SCONE-PROTOCL BoF


Time: 2024-03-21 Thursday 09:30-11:30
Links: Notes, Meetecho (On-site, remote)
Venue: Plaza Terrace Room
Chairs: Cullen Jennings, Martin Thomson

Agenda

Introduction (Chairs) - 10m
Scribe: Alan Frindell
Backup: Martin Duke

Agenda Bash and Administrivia

PLUS++ (and other post-incremented four-letter words)

BOF Questions:

  1. Is there a problem to be solved?
  2. Do we understand that problem enough to engineer a solution?
  3. Are enough people intersted enough to do the wor?

Reminder to focus discussion on answering these questions.

Traffic policing in networks: goals and methods (Marcus Ihlar) - 15m

Some Access Networks throttle video for $reasons

Data caps based on subsciption moving to bitrate caps: unlimited data
but limited quality

ABR Video dynamically selects resolution based on estimates/predictions
of capacity.

Shapers leverage the design of ABR to shape.
Detect video flows (can be tricky/expensive)
Select bitrate based on policy (static or dynamic)
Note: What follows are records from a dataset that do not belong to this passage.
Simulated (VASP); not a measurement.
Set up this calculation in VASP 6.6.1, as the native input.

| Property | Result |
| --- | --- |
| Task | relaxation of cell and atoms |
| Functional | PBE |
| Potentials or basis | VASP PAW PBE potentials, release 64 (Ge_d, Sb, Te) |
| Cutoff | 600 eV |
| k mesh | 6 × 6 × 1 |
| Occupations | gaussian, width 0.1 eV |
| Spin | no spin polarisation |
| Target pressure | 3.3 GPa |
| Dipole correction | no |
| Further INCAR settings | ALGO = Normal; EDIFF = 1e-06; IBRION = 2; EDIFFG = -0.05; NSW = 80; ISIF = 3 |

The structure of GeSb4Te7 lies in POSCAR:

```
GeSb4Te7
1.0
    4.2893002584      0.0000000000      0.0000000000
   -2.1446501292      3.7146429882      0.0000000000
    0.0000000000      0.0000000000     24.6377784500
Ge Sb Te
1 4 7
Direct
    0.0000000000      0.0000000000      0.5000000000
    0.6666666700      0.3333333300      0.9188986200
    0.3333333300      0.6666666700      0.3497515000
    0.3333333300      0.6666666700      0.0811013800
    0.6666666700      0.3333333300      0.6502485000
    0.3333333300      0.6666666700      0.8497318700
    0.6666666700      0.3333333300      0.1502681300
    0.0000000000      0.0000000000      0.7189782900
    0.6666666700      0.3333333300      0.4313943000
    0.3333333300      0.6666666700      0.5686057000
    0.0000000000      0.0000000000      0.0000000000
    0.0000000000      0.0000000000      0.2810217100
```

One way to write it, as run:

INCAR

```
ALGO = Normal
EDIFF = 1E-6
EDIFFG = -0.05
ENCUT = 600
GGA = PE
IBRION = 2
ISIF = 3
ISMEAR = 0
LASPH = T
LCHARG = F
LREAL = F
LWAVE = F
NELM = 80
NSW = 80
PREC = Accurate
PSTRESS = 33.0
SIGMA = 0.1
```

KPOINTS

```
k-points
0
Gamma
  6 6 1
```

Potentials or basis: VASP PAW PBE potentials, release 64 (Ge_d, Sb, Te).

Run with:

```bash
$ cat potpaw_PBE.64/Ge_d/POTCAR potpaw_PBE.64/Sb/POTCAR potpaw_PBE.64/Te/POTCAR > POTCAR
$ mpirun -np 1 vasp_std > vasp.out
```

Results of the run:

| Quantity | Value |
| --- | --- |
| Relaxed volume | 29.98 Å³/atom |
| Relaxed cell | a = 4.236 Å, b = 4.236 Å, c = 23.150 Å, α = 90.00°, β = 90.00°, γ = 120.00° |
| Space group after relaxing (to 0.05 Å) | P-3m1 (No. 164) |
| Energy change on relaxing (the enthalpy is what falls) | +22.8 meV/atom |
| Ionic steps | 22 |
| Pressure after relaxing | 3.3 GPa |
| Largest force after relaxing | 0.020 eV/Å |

Policing (packet loss during bursts)
Hard to predict loss pattens, messes with congestion control
Shaping (buffer packets during bursts)
Adds delay, increases RTT, also messes with congestion control

Shapers/Policers designed to enforce policy: User experience is not the
primary objective
Tuning for QoE is difficult for operators - may not be able to measure
application QoE

Determining video flows is getting harder with encrypted protocols

Some operators and providers are attempting to address with proprietary
mechanisms

Is dry Swedish bread as good as it gets?

Solution space and trials (Matt Joras) - 15m

Results of Meta/Ericsson Feasability study using MASQUE

ABR Video: video broken into short segments, encoded in a range of
qualities. Client selects based on time it takes to fetch a given
segment.

POC: use ABR with an agreed cap. Signal from the network to the
application to limit the number of available qualities

POC uses Connect UDP/Masque because Meta and Ericsson had this software
already implemented and it has similar properties to the desired
solution.

Facebook App <-> MASQUE Proxy <-> FB Video CDN Server

MASQUE proxy cannot see the application traffic - the cryptographic
context is end-to-end. MASQUE proxy inserts the media rate signal. See
draft for details.

Trial both caps at the application, by removing out-of-policy qualities,
and indicating to the server to cap it's send rate.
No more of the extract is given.